This section contains information needed to use the Zoltan library with applications:

System requirements
Building the Zoltan library
Testing the Zoltan library
Reporting bugs in Zoltan
Incorporating Zoltan into Applications
Building applications that use Zoltan
Data types for global and local IDs
C++ interface
F90 interface

System Requirements

Zoltan was designed to run on parallel computers and clusters of workstations. The most common builds and installations of Zoltan use the following:

ANSI C or C++ compiler.
MPI library for message passing (version 1.1 or higher), such as MPICH, OpenMPI or LAM.
A Unix-like operating system (e.g., Linux or Mac OS X) and gmake (GNU Make) are recommended to build the library.
A Fortran90 compatible compiler is required if you wish to use Zoltan with Fortran applications.

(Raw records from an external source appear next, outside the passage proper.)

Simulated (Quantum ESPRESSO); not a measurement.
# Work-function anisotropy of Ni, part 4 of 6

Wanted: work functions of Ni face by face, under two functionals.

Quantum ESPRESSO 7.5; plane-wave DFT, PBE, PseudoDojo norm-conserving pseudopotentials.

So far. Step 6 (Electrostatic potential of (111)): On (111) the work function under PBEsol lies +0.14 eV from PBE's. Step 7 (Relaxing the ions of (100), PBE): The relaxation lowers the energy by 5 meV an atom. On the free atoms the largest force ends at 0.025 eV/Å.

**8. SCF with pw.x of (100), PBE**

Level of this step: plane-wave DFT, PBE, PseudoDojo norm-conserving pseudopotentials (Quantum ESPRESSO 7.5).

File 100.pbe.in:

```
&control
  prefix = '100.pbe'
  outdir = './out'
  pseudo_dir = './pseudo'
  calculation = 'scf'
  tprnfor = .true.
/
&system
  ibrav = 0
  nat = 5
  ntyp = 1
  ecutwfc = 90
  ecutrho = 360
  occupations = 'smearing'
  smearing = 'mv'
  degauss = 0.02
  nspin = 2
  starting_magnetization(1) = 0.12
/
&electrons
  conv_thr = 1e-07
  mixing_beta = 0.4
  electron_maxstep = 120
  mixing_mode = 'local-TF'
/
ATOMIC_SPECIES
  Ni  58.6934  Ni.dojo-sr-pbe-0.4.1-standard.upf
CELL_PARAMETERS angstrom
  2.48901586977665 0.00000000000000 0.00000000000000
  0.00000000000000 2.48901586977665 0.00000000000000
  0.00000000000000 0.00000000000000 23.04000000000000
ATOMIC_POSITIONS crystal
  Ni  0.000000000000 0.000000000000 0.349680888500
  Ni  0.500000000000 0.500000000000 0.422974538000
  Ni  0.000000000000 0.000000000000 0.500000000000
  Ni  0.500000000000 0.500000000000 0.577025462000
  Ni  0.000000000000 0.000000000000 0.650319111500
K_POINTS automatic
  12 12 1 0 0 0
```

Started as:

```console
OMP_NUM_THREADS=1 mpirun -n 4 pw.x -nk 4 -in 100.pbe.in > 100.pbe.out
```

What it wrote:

Zoltan has been tested on a variety of platforms, including Linux, Mac OS X, a variety of clusters, and Sandia's ASC RedStorm machine. Builds for Windows platforms are available as part of the Trilinos CMake build system.

Building the Zoltan Library

The Zoltan library is implemented in ANSI C and can be compiled with any ANSI C compiler. In Zoltan, there are two build environments currently supported: an Autotools build environment and a CMake build environment used with the Trilinos framework. The Autotools build environment can be used to build Zoltan in a stand-alone installation; the CMake build environment must be used within Trilinos.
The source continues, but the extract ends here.